Crown Prince Salman has offered a dialogue once calm is restored to Bahrain. This is a familiar tune, unfortunately.
Several major questions will determine whether productive dialogue is feasible:
- Will moderate opposition leaders continue to hold sway in light of the government's response to peaceful demonstrations? Genuinely peaceful men, such as Sheikh 'Ali Salman who heads Wefaq, have been steadily discredited by their inability to show rewards for moderation and for participating in the system.
- The demonstrators have included Shi'i and Sunni Muslims, although the majority are Shi'a. This is not simply a sectarian struggle. For those demonstrating, a key concern is the privileged status of the al-Khalifas and their close tribal allies. No reform substantial reform is possible unless the special privileges of the al-Khalifa will be addressed. These privileges include a stranglehold on the limited territory of Bahrain.
- The notoriously corrupt Prime Minister has been in power for 40 years. His hands are all over the thuggish response to the demonstrations. Will he be forced to step down prior to a dialogue?
- Does the King or the Crown Prince have a free hand to negotiate, or is their flexibility held in check by Saudi Arabia? Hard-knuckle diplomacy from the U.S. may be necessary to convince Saudi Arabia to back off.

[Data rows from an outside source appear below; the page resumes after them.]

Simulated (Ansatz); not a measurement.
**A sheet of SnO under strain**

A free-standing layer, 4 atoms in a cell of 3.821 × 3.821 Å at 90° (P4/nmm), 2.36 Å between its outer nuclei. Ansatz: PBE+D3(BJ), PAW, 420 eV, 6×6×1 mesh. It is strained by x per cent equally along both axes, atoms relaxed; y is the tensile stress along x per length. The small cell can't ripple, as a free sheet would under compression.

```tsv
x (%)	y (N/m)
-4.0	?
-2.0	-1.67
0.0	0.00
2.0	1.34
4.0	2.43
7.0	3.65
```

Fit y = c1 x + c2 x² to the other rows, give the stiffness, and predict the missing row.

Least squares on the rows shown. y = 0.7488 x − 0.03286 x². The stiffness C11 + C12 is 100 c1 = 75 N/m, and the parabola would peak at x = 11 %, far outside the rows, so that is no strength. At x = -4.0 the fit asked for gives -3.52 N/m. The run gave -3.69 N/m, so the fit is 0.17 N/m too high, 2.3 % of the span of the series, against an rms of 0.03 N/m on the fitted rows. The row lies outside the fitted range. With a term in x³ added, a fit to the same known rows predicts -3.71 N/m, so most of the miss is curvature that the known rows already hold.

- What was the level of Saudi involvement in the violence of February 18th? The Saudis have worked hard to keep the skids on substantive reform in Bahrain, not least because they worry that it will prove contagious among its own Shi'i Muslims.
- Will the government be able to create more jobs to reduce unemployment? Presently, most blue-collar labor is being performed expatriate workers, with firms hiring only enough Bahraini workers to comply with Bahrainization requirements.
- Will the government take quick steps to improve living conditions in cities such as Sitrah or major villages such as Diraz, where public services and facilities are dreadful?